Pity the poor Vancouver, Burnaby, Coquitlam, Surrey or Richmond bagpiper who must venture out into the November rain and cold for a wedding, funeral or other Vancouver area bagpiping event. A shock awaits your fingers and your reeds. Best have your Inverness rain cape and some “hot shots” handy.
Remembrance Day 2010 has passed, and for many of us, this now means our indoor bagpiping season gets underway full throttle. Autumn brings new tunes, band practices, lessons and a chance to start the long journey into next spring and summer’s competition season. The new pipers amongst us are tackling their first tunes and dreaming of the day they can shoulder their Great Highland Bagpipes and play along with their band.

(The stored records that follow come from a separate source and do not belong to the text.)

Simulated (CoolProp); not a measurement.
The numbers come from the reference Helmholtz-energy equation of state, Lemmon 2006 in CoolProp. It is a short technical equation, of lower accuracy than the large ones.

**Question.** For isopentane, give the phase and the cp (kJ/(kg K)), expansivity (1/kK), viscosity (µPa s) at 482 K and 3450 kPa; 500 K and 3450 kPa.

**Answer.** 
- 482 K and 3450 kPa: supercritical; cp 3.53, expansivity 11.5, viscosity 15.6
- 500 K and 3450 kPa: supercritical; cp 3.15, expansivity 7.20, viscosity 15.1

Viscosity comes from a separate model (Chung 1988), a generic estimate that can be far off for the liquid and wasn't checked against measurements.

As for me, this too is a new experience as I am forcing my aging brain to memorize a large repertoire of 2/4’s, 6/8’s and even a 6/4. As one of the newest members of the RCMP “E” Division Pipe Band, I have plenty of catching up to do to play along with veteran members of this band which formed in 2006. With a young child at home, my days of playing with a band slowed to a trickle in recent years. However, the call of the pipes has been strong, and my daughter will soon be a great companion to take along on piping gigs. My hope is that she too will feel the pull of our ancestral music, but that will be her decision.
With band practices in full swing, I have also been playing at a number of funerals and other events in the BC Lower Mainland. Luckily, most have been “inside” jobs, but I was fortunate recently when the rain eased and I stepped outside a church to play in very grey but reasonable weather for departing mourners. This weekend I will bring the sound of the pipes to a black-tie wedding party in West Vancouver. Let’s hope the weather holds and the couple ties the knot to the sounds of a dry, cheery bagpiper with all reeds and fingers working and both the piper and bagpipes somewhat in tune.